Every credit card transaction incurs processing fees, and it's typically the merchant — the person accepting the card as payment — who pays them. When the merchant is a store or restaurant, it just incorporates the fees into its prices, as a cost of doing business. But charities don't have really prices to adjust. The fees come straight out of your donation.

For example, a charitable donation using a Visa card will carry a fee of 10 cents plus 1.35% of the amount of the transaction. A $100 donation, therefore, will net the charity $98.55. The fee on a Mastercard is 10 cents plus 2%, so a $100 donation results in $97.90 going to the charity. American Express and Discover have fees of 2.25% for certain donations.

A charity would of course prefer getting $98 to getting nothing, but if you want to give to charity without a middleman skimming off the top, credit cards aren't the way to go. For that matter, neither are a lot of other payment systems, such as PayPal, Square or crowdfunding sites, most of which charge fees that rival or exceed those on credit cards.

Donating credit card rewards

Processing fees apply when you use a credit card to make a cash donation — that is, when you want to give $100 to a charity and "put it on your card." But there's a way to donate through your credit card without any fees, and that's by donating your accumulated credit card rewards.

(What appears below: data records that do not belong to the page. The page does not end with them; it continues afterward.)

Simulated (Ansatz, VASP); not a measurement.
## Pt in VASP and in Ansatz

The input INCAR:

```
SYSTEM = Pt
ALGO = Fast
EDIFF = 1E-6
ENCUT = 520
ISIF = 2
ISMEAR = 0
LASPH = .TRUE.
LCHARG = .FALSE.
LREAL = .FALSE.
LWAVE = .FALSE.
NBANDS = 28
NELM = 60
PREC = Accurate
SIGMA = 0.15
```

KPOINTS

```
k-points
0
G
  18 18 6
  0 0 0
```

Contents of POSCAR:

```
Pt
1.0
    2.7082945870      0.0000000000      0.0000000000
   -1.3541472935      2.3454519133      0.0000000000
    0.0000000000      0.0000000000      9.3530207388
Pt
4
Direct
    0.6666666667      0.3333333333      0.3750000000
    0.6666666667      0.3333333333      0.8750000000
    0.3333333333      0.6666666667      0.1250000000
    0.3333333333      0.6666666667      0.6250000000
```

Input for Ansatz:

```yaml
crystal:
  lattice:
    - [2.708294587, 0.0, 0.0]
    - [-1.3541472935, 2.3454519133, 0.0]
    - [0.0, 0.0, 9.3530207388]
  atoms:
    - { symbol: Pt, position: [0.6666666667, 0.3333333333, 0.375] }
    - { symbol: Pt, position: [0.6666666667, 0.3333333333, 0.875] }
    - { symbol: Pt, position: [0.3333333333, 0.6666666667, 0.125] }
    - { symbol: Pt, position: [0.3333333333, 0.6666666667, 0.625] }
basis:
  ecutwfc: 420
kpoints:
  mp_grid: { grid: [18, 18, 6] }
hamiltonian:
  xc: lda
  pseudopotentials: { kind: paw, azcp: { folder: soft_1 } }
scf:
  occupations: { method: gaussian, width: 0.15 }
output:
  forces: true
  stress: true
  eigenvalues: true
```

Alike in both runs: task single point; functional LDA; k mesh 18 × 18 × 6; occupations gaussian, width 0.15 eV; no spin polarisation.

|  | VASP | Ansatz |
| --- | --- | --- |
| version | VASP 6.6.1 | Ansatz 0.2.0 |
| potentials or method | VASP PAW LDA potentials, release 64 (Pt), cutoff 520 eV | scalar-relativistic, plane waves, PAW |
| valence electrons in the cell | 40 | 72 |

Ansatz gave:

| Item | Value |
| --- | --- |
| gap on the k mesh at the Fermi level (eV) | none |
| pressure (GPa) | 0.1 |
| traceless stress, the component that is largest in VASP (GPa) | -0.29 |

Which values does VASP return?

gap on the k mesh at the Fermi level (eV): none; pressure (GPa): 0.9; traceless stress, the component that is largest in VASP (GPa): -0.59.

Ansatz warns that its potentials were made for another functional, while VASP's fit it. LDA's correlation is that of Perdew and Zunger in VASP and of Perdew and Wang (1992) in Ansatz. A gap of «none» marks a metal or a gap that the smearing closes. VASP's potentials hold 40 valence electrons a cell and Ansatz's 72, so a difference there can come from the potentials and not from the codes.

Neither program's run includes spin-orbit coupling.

Many credit card issuers, frequent-flyer programs and hotel loyalty programs offer a way to donate your cash back, points or miles to charity. Unlike cash donations, however, these are generally not tax-deductible.

The bottom line

You certainly can donate to charity by putting it on your credit card. Just be aware that the charity won't get the full value. If you can write a check instead, they'd appreciate it.